None of this is surprising. Because we are human, we need “stuff,” even to understand abstract concepts. While teaching for thirty years, I was always on the lookout for stuff to help my students understand better. For instance, did you know that words can be more than one part of speech? Middle school children find this so hard to wrap their minds around. So, I brought in a brown teddy bear that was wearing a white rabbit costume. I first showed it to them wearing the costume. Everyone agreed it was a rabbit. Then I’d quickly take off the rabbit costume. “Now what kind of an animal is this?” “It’s a bear.” Pretty soon, we were doing the same thing with nouns, verbs, adjectives, etc. We simply need stuff.

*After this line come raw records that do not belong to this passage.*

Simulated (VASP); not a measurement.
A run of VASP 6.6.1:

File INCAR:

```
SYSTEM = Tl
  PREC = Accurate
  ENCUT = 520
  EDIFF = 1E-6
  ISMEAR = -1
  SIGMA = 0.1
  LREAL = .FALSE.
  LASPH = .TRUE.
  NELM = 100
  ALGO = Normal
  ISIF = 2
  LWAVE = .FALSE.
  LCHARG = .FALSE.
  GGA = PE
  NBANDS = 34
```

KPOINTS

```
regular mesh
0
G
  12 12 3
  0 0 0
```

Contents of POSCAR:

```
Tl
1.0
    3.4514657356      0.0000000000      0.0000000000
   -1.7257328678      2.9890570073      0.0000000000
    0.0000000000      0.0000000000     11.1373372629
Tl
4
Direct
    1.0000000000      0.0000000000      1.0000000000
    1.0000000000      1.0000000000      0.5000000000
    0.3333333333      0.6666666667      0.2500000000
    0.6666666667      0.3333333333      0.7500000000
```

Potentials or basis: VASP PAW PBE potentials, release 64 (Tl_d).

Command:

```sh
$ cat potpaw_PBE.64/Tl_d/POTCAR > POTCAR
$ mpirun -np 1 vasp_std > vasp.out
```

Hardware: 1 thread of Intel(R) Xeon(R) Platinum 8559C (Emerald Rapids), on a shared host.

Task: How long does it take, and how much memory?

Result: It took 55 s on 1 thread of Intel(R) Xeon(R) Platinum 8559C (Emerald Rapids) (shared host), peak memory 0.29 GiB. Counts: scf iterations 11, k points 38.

God knows this about us. After all, he created us, so he gave us his son, born of a woman in the usual, messy way. His mom performed all the usual messy tasks for him as he grew. Jesus performed his first public miracle with stuff—changing water into wine. He ate and drank with his disciples. He taught them using colorful stories, so that they could understand concepts better. He told us to eat (literally, “gnaw on”) his flesh and drink his blood to have eternal life. He gave us bread and wine. Every sacrament contains an outward sign, like oil for healing. So, of course Jesus sometimes used stuff to heal.
As a child, I just wanted Jesus to be more otherworldly when he healed. (So did the Gnostics—there I was a heretic, and I didn’t know it).
The importance of today’s Gospel is not how he healed, but that he healed. He always heals. He has done all things well. He makes the deaf hear and the mute speak.